After "efforts exerted by the Palestinian Authority, Israel has agreed for the first time in six years for building materials such as cement, iron and gravel to be brought into Gaza from Sunday" through the Kerem Shalom goods crossing, Raed Fattouh, PA official in charge of Gaza supplies, told Agence France Presse Tuesday.

An Israeli official who asked not to be named confirmed the move, telling AFP it was a bid to "strengthen the economy and support (Palestinian President Mahmoud) Abbas," who had also requested the Gaza measures.

The quantities allowed in would be 1,600 tonnes of gravel, 800 tonnes of cement and 400 tonnes of iron per day, Fattouh said.

A Hamas government official told AFP it was a positive development, but insufficient.

"It's a positive step, but Gaza needs 6,000 tonnes of gravel, 4,000 of cement and 1,500 of iron per day," deputy economy minister Hatem Oweida said.

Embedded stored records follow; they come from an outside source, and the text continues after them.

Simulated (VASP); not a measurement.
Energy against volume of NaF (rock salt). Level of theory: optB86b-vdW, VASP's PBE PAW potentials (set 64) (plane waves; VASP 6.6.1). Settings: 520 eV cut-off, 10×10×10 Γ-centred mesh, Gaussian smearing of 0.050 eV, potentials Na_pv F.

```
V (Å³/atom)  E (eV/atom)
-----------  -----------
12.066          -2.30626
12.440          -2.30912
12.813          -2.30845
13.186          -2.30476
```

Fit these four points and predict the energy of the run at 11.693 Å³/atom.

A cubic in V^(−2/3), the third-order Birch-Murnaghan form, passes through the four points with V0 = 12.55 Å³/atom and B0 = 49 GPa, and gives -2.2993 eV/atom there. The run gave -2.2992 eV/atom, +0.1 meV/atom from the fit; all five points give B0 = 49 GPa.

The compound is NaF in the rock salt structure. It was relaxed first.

Middle East Quartet representative Tony Blair in a statement praised "the Israeli government's decision to approve a series of easing measures for the West Bank and Gaza," but did not specify what those were.

"This is an important step in building a more positive environment for the diplomatic negotiations," Blair said.

Building materials have long been smuggled from Egypt into Gaza through tunnels underneath the border town of Rafah, but the Egyptian army recently destroyed many of those after ousting president Mohammed Morsi of the Muslim Brotherhood, a Hamas ally.

Israel first imposed its land, sea and air blockade on Gaza in 2006 after militants there seized an Israeli soldier.

It was further tightened in mid-2007 when the Islamist Hamas movement took control of Gaza.

The Jewish state eased the blockade slightly following an international outcry after Israel's botched raid on a Turkish Gaza-bound flotilla in 2010 to allow food and building materials for internationally-funded projects.

Israel said it feared construction materials could be used by Hamas in their attacks against the Jewish state.

The blockade was further eased after an eight-day confrontation between Israel and Hamas militants in November 2012, following which Israel had allowed 20 trucks of gravel into the Strip a day.